Female Combat Veterans Share Experiences Through Exhibit
September 10, 2008
Fort Lee, Va. (Sept. 10, 2008) -- A new exhibit at the Visual Arts Center in Richmond will feature portraits and experiences of Fort Lee female combat veterans.
The exhibition, entitled "When Janey Comes Marching Home: Portraits of Women Combat Veterans," is a series of large-scale photographic portraits accompanied by oral histories of American female military members who served in Iraq and Afghanistan.
The public reception will be held Friday evening at 1812 West Main Street. The exhibit runs through Nov. 16.
The exhibit is a joint effort of photographer Sascha Pflaeging and author Laura Browder.
"The powerful images and accompanying stories making up this exhibition should heighten awareness, generate discussion and broaden public understanding of women Soldiers and their wartime experiences in Iraq and Afghanistan," said Ashley Kistler, exhibition curator. "We hope 'When Janey Comes Marching Home' will also undermine stereotypes and preconceptions about women in war."

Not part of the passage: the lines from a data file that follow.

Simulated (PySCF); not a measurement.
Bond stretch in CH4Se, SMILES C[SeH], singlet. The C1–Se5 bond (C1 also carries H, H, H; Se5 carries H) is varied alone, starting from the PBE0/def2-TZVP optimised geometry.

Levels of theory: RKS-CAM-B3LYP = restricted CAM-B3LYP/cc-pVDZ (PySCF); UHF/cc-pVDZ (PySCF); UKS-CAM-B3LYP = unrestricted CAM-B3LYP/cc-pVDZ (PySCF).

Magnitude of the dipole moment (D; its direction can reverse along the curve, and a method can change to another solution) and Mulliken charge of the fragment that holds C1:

Capt. Beth Rohler, 49th Quartermaster Group adjutant and public affairs officer, is among the Soldiers represented in the exhibition.
"I feel it is important for the public to hear good news stories related to deployments," said Rohler. "Americans need to hear the other side of the 'tragic' story the media sometimes portrays."
Rohler said her story was about the daily life in Iraq.
"I shared stories from my deployment, most of which are pretty boring compared to others," she said. "I was a platoon leader in a field services company that provided laundry and shower services to Soldiers in combat. My unit did not see any hostile action aside from mortar fire.
"It wasn't too different from being here in the states, but we did service Soldiers who were kicking in doors and losing fellow Soldiers in combat, so we got a little taste of it," Rohler said.
Another Fort Lee Soldier, Staff Sgt. Connica P. McFadden, Company R, 262nd QM Battalion, Petroleum and Water Department instruction writer, participated in the exhibit to let people see the role of women in combat.
"Some people think that we are in the back while all the work is being done," McFadden said. "I let them know that we weren't just doing clerical work. Female Soldiers also had to kick in doors, do convoys and pull guard and security shifts."
Female military members contribute a lot to combat operations, said Rohler.
"Women play such an important role in our military today, and those roles have evolved very quickly since the woman's first opportunity in the Women's Army Corps," she said. "I consider myself an equal among my male peers and do not see my gender as either an advantage or disadvantage."
McFadden wants the exhibit to enlighten her fellow female Soldiers.
"I wanted to reach out to other young female Soldiers and military spouses," she said. "It (the exhibition) shows people that we are out there getting the job done while also dealing with the stresses of missing our children and Families. We see the same things everyone else sees. I want females to know that we can get the job done."
(Information for this article provided by the Visual Arts Center of Richmond.)